A week is a long time in harness racing and it was left to Greg Sugars and emerging Grand Circuit star Better Eclipse to fly the flag for Victoria in Saturday night’s Group 1 Sunshine Sprint at Albion Park.
In a stark contrast to the previous Saturday night when Victorian trained horses took out all four Group pacing events, punters were left lamenting after a succession of Victorian short-priced favorites fell by the wayside.
Inside a couple of hours, Amore Vita ($1.60 fav), Maajida ($1.15 fav),) and Beyond Delight ($1.33 fav) all failed to run a place so Sugars took it upon himself to balance the ledger leaving no margin for error on Better Eclipse.
Better Eclipse ($3.60 fav) sat parked for the first 700 metres before Sugars wrested the lead off Turn It Up with 900 metres to travel and the four-year-old staved off the challenges from seasoned older horses to score by a metre and a half from Spirit Of St Louis.
Sugars acknowledged the stable was fortunate to have a flagship horse such as Better Eclipse.
“Jess and I are obviously relatively new to the training caper, Larajay Farms has only been in operation for four or five years and to have a horse of this calibre is a bit daunting really,” Sugars said.

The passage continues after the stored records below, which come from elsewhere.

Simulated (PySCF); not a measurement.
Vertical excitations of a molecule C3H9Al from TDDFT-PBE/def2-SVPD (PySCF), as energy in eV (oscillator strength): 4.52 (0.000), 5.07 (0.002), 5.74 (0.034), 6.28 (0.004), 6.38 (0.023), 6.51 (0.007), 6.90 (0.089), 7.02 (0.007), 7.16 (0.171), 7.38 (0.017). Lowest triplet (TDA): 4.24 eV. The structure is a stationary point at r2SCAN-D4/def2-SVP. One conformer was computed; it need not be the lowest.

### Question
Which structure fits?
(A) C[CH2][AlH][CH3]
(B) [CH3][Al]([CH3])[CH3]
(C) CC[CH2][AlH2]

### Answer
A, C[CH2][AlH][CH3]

“Every time he has had a challenge and we’ve thrown him in the deep end, somehow he has been able to rise to the occasion and those sort of horses are very few and far between.”
Sugars said the pre-race tactics included finding the lead at some stage of the race.
“I was parked for a fair way early and it took a little bit to get there but it worked out well and I was confident of the move (of finding the lead) coming off,” he said.
Sugars said Better Eclipse would round off the Carnival when he lines up in The Blacks A Fake on Saturday.
“We’ve been incredibly proud of what he has been able to do for us and hopefully there is more to come,” he said.
The stable went within a neck of completing a Group 1 double earlier in the evening when Momentslikethese was narrowly beaten in the The Golden Girl.
Sugars sooled Momentslikethese to lead shortly after the start, relegating the long odds favorite Maajida to three back along the pegs, however she just failed to hold off Town Echo, who grabbed victory in the shadows of the post.
It was a memorable win for young NSW trainer Jack Trainer who took over the training of the former New Zealand mare earlier this year.
“It’s a credit to my mare she really dug in deep,” he said.